2. Set the electronic load to the desired setting. If testing the constant current characteristic of the unit,
set the load to constant resistance mode.
3. Set the AC source voltage between 90 VAC and 265 VAC.
4. Monitor the output voltage on DMM V1.
5. Monitor the output current on DMM A1.
6.4
No-Load Power Consumption
1. Use the test setup shown in Figure 3.
(a) Set the power analyzer for long-averaging time or integration mode (to include several cycles of
operation) and the appropriate setup for measuring no-load power.
(b) Allow the unit run at the line voltage where the no-load power will be measured for ~5 minutes. This
is to allow the leakage current of the high-voltage bulk capacitors to decay to the steady-state
value.
2. Apply power to the EVM per Section 6.4.

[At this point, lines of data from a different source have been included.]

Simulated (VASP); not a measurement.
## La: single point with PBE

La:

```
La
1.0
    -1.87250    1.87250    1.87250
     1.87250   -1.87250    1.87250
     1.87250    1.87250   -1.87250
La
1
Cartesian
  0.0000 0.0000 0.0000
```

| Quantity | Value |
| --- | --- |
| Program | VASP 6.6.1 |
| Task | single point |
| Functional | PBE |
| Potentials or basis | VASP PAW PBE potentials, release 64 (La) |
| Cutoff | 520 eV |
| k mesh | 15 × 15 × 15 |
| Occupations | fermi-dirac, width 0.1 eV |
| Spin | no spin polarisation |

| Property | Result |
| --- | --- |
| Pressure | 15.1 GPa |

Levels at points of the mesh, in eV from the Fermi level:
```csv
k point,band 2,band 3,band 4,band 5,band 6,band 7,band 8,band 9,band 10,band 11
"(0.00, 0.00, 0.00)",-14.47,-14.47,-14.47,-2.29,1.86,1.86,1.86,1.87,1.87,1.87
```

3. Monitor the input power on the power analyzer while varying the input voltage.
4. Make sure the EVM is off and the bulk capacitors and output capacitors are completely discharged
before handling the EVM.
6.5
Line/Load Regulation and Efficiency Measurement Procedure
1. For load regulation, use the test set up shown in Figure 3.
(a) Set the power analyzer to normal mode.
(b) Set the AC source to a constant voltage between 90 VAC and 265 VAC.
(c) Vary the load so that the output current varies from 0 A up to 3.34 A, as measured on DMM A1.
(d) Observe that the output voltage on DMM V1 remains within 3% of the 19.5 V constant voltage
regulation value.
(e) Observe that if the constant resistance level of the electronic load is decreased lower than the
maximum load value, the EVM maintains constant current regulation within 10% of the constant
current limit until the bias voltage drops below bias UV. As mentioned above, the EVM can only
operate in this region transiently. The delay before the overload timer trips depends on the state of
the timer before entering the overload region. Refer to the UCC28630 datasheet, (TI Literature
Number SLUSBW3). The EVM automatically restarts after 1 s.
2. For line regulation, use the test setup shown in Figure 3
(a) Set the load to IOUT(nom)
(b) Vary the AC source from 90 VAC to 265 VAC
(c) Observe that the output voltage on DMM V1 stays within 3% of the 19.5 V constant voltage
regulation value.
6.6
Output Voltage Ripple
An external 10-µF aluminum capacitor and 1-µF ceramic noise decoupling capacitor network should be
connected to the output to measure the output ripple and noise. This network should be connected to the
end of the cable specified above (Section 3) but can be clipped across the test points on +VOUT and RTN
if desired for convenience. The loop area between the scope probe tip and ground should be minimized
for accurate ripple and noise measurements.
6.7
Equipment Shutdown
1. To quickly discharge the output and bulk capacitors, make sure there is a load greater than 1 A on the
EVM.
2. Turn off the AC source.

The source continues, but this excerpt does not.